• Skip to primary navigation
  • Skip to main content
  • Skip to primary sidebar

Data Viz with Python and R

Learn to Make Plots in Python and R

  • Home
  • Python Viz
  • Seaborn
  • Altair
  • R Viz
  • ggplot2
  • About
    • Privacy Policy
  • Show Search
Hide Search

How to make random jittered points reproducible

datavizpyr · December 22, 2021 ·

In this post we will learn how to make a random jitter plots made with ggplot2 reproducible. We have multiple posts on the importance of showing the actual data points while making boxplots/violinplots. One of the ways to avoid overplotting, is to add random jitters on the x-axis to the data points, so they all don’t overlap on each other. The best way to add the random jitters on a boxplot is to make them reproducible, so they look exactly the same no matter when you rand and generated the plot.

H/T to Tom Mock, who shared the really useful #rstats #ggplot2 tip on how to make a plot with random jitters reproducible. You guessed it, we need to set a seed for random jitter. And the way to set seed is to use position_jitter() and specify see inside it as argument.

Let us get started with loading the packages we will be using.

library(tidyverse)
library(palmerpenguins)
library(patchwork)
theme_set(theme_bw(16))
penguins %>%
  ggplot(aes(x = species,
             y = bill_length_mm,
             color = species))+
  geom_boxplot(width=0.25,
               outlier.shape = NA)+
  geom_jitter(width=0.1)+
  theme(legend.position="none")
ggsave("boxplot_with_jittered_points_ggplot2.png")
Boxplot with jittered data points
Boxplot with jittered data points

How to make Boxplots with reproducible jittered points

First, let us try to make two variations of the same plot with position_jitter(). In the first plot we did not add any color to the plot.

p1 <- penguins %>%
  ggplot(aes(x=species,y=bill_length_mm))+
  geom_boxplot(outlier.shape = NA)+
  geom_point(position = position_jitter(seed = 42,width=0.15))+
  theme(legend.position = "none")

In the second plot, we have colored the data points by species. Otherwise they both are the same plot.

p2 <- penguins %>%
  ggplot(aes(x=species,y=bill_length_mm, color=species))+
  geom_boxplot(outlier.shape = NA)+
  geom_point(position = position_jitter(width=0.15))+
  theme(legend.position = "none")
p1+p2+ plot_annotation(
  title = 'Boxplots with jittered points',
  subtitle="without using seed in position_jitter()")

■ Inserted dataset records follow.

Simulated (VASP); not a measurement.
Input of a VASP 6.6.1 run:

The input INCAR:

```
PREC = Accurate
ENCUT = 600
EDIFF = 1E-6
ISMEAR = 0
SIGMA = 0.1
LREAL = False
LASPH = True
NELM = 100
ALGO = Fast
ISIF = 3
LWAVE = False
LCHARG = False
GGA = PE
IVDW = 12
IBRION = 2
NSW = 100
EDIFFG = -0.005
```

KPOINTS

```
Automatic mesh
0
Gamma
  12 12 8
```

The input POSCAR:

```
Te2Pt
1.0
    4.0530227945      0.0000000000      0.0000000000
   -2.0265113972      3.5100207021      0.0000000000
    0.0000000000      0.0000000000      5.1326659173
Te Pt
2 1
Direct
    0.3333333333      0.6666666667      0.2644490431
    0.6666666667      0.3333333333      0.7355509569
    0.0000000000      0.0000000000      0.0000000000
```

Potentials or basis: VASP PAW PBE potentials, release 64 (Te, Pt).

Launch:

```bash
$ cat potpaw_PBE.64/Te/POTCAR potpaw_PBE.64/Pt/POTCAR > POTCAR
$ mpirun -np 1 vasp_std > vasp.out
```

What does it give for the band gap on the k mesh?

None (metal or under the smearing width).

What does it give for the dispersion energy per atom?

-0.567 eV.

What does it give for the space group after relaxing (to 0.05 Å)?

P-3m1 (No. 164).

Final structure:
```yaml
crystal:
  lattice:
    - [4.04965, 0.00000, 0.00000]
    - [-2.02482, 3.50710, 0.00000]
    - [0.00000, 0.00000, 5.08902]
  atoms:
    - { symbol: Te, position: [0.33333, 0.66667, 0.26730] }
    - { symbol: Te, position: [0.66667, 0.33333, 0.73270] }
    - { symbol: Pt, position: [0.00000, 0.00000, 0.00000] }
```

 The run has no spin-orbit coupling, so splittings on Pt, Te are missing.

If we carefully look at the data points in these two plots, we can see that the original plot is not reproducible.

Boxplot with jittered data points - irreproducible
Boxplot with jittered data points – irreproducible

To make a boxplot with reproducible jittered data points, we will be using geom_point() function on top of the geom_boxplot() function as before. Inside geom_point() function, we use position argument with value position_jitter(seed = 42) to make the jittered points reproducible.

Let us try reproducing the same plot, but with slightly different color options, but with the same seed inside position_jitter() function.

p3 <- penguins %>%
  ggplot(aes(x=species,y=bill_length_mm, color=species))+
  geom_boxplot(outlier.shape = NA)+
  geom_point(position = position_jitter(seed = 42,width=0.15))+
  theme(legend.position = "none")

We can combine these two plots to make the comparison.

p1 + p3+ plot_annotation(
  title = 'Boxplots with reproducible jittered points',
  subtitle='using position_jitter(seed=42)')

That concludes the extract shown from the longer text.